The NCTM Calls it "Learning Math"

Chapter 4 of Understanding the Original NCTM Standards  By Bill Quirk


The NCTM Says Standards Promote Social Goals

The Truth:

  1. None of these goals deals with genuine math. The NCTM is interested in sociology, psychology, and general content-independent skills, not genuine K-12 math content. Don't be confused by the NCTM's use of the terms "mathematics" and "mathematically". They're referring to their redefinition of "math", as described in chapter 3.
  2. K-12 math standards should clearly identify specific academic content for each K-12 year.

Building Self-Confidence is More Important Than Learning Math

The Truth:

  1. This is the second goal, after math appreciation. The NCTM is saying self-esteem is more important than learning math. They never says how this goal can be achieved, and they never suggest that learning math will help to improve self-confidence. For the NCTM, self-confidence is the goal, not learning genuine math.
  2. This is fundamental progressive gospel, with "self-esteem" now called "self-confidence".
  3. Math standards shouldn't deal with social and psychological considerations.

"Developmentally Appropriate" Learning Takes Considerable Time

The Truth:

  1. Why hasn't Johnny learned arithmetic by the eighth grade? The answer? The NCTM has achieved their goal if Johnny appears to be "happy". Learning math is not required. Kids must be free to develop at their own "natural pace". They're fragile and can't be rushed. Current "happiness" is the goal. There's no concern about what will happen to them after the K-12 years.
  2. Recently, genuine research in cognition has disproved "developmentally appropriate" thinking. The truth is that young children have an amazing capacity to learn complex subject areas, but if early learning opportunities are denied, the power to learn gradually decreases, and may even be lost, as the child grows. But this will have no impact on the NCTM. They're really not concerned about young children learning genuine math. They want them to be "happy". They believe that genuine math is too hard, and learning genuine math is too stressful.

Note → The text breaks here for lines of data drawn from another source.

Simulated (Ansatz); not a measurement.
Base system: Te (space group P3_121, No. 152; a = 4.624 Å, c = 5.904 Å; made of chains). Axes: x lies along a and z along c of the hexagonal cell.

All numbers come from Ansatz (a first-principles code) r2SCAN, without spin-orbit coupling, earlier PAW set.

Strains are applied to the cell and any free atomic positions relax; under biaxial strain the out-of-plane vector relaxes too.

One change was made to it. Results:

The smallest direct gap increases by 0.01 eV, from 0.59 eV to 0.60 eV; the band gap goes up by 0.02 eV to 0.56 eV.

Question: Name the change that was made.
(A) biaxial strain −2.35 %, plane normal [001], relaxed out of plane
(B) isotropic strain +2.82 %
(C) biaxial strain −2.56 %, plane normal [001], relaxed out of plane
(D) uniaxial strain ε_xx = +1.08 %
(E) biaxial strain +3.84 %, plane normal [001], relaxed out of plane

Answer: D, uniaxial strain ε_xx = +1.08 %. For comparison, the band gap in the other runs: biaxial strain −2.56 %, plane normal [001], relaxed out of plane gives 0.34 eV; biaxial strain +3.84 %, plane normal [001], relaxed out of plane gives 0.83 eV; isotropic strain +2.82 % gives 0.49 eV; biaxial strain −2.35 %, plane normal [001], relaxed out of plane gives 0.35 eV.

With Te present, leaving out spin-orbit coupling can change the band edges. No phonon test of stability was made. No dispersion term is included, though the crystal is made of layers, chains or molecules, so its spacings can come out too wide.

Why Learn Math? The NCTM Says:

"Math" (as defined by the NCTM in chapter 3) is Useful in Everyday Life

The Truth:

  1. The NCTM is only concerned about math needed for everyday living, and they really mean "every" day. All they expect is the subset of arithmetic that's handled by calculators.
  2. Most of math has no "everyday" application. See Why Math is Learned
  3. Who will build those bridges in the twenty-first century? Right now it looks like Asians.

Math Helps "Make Sense" of the Real World

The Truth:

  1. Progressives believe all forms of knowledge are "constructed" through social "experience". More plainly, the only "knowledge" they value is that can be acquired through social discourse. Thus, for progressives to find value in "learning math", they must explain math in terms of social interaction. But, since genuine math has nothing to say about the social world, they must then redefine the meaning of "math" to equate math skills with a subset of social skills.
  2. Math can be used to communicate scientific theory about the "real world", but this requires math above the K-12 level.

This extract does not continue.